Writer-director David Ayer (Training Day, End of Watch) teams up with Arnold Schwarzenegger for the gritty, ultra-violent and very sweary crime drama Sabotage.
Arnie, channeling his '80s action star, is the head of an elite task force of the U.S. Drug Enforcement Administration. After the team raids a cartel stash house and confiscates million of dollars, a serial killer starts picking off members of the task force one by one. Who's the culprit? Who can Arnie trust?
Other stars are Sam Worthington, Olivia Williams, Mireille Enos, Terrence Howard, Joe Manganiello, Josh Holloway, Harold Perrineau, Martin Donovan and Max Martini
Skip Woods (A Good Day to Die Hard, The A-Team) co-wrote the script with Ayer.
This is just coming out this week, so there's not much critical reception. Rated 18+
Thanks for Sharing – Titled after a catchphrase often sarcastically heard at 12-step support-group meetings, this ensemble comedy-drama is about folks from various walks of life dealing with sex addiction. Among them is Mark Ruffalo as an environmental consultant who is afraid to let love back into his life. Tim Robbins is a small-business owner with many problems at home. And there's an emergency-room doctor (Josh Gad) who likes to rub up against women on public transportation and take upskirt photos. Gwyneth Paltrow, Joely Richardson, Patrick Fugit and Alecia "Pink" Moore also star. Stuart Blumberg (Keeping the Faith) directs. Critical reception is mixed. Rated 18+
Dhoom: 3 – The latest entry in the Bollywood action franchise was released here already, but now it's back for a wider release and this time around it's Thai-dubbed. Abhishek Bachchan and Uday Chopra star as top Indian cops Jai Dixit and Ali Akbar. They are called upon by Chicago police to assist catching a criminal mastermind (Aamir Khan) who is using his acrobatic skills to rob Windy City banks. Katrina Kaif also stars. It's Thai-dubbed only.

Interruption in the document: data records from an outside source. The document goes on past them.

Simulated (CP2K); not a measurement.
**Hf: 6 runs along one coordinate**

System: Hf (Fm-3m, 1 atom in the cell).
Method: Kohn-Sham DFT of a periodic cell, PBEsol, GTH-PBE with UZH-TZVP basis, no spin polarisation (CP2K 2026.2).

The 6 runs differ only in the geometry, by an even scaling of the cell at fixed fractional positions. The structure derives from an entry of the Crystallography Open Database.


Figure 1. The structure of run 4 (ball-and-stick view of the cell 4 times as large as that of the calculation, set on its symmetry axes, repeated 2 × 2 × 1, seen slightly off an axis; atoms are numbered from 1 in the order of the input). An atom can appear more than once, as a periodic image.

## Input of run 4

The Friese-Greene Club – Philip Seymour Hoffman is a skeevy film-crew worker in the porn business in Paul Thomas Anderson's dynamite Boogie Nights, screening tonight. Tomorrow, the "perspectives of war" are from Japan in the very, very sad classic animation Grave of the Fireflies by Isao Takahata. On Saturday, Peter Finch is mad as hell, and he's not going to take it anymore. Yes, it's Network, Sidney Lumet's 1976 skewering of the mass media. And March winds down with Michael Curtiz' 1947 adaptation of the hit Broadway play, Life With Father. April's schedule starts with Overnight, about a bartender who suddenly becomes the biggest thing in Hollywood. It's part of a Wednesday series of documentaries about "obsessive filmmakers". Other features in April include Anthony Hopkins on Thursdays, Albert Brooks on Fridays, David Mamet on Saturdays and Michael Redgrave on Sundays. And Tuesdays are request days. Shows start at 8. The FGC is down an alley next to the Queen's Park Imperial Hotel on Sukhumvit Soi 22. With just nine seats, the screening room fills up fast, so reservations are a must. There are sometimes additions and changes in the schedule, so please check the website and Facebook page for updates.
Salaya International Documentary Film Festival – The journey of Karen families from a refugee camp on the Thai border to their resettlement in the U.K. is covered in Moving to Mars, screening at 5.30 today at the Thai Film Archive in Salaya. It's part of a package from the British Council, which also includes Soundtrack for a Revolution, about songs from America's civil rights movement, Requiem for Detroit, chronicling the decay of the once-great Motor City and South African ladies helping street kids in Rough Aunties. Competition entries screen today and tomorrow at the Bangkok Art and Culture Center. All worth a look, they include a son's gift to his mother in Homemade, the bittersweet cross-cultural romance Jazz in Love, Vietnam war wounds in Mrs. Bua's Carpet and the exiles' lament To Singapore, with Love. There's no program at the BACC on Saturday, so you'll want to catch the bus to the Film Archive to see the Cambodian Oscar nominee The Missing Picture as well as the much-anticipated closing film The Songs of Rice. Or you can catch The Missing Picture on Sunday during Doc Day at the BACC, which starts at 10.30am with Kazuhiro Soda's Campaign, then Campaign 2. There's also Receiving Torpedo Boats – exciting footage from 1937 of the Royal Thai Navy's historic voyage to Italy to bring back a pair of new warships. Hit the following link for the full schedule.
German Film Weekends – The Goethe-Institut's film series enters its final week with the World War II comedy-drama Hotel Lux on Saturday. It's about a German comedian who flees the country and ends up at a hotel in Moscow, where people believe he's Hitler's personal astrologer. On Sunday, it's Two Times Lotte, a 1950 live-action adaptation of the children's story Lottie and Lisa (Das doppelte Lottchen), about twin girls separated at birth meeting each other at a summer camp. It's been remade many times, including a couple by Disney as The Parent Trap. The shows are at 4pm at the Esplanade Cineplex Ratchadaphisek. Check the website for details on tickets.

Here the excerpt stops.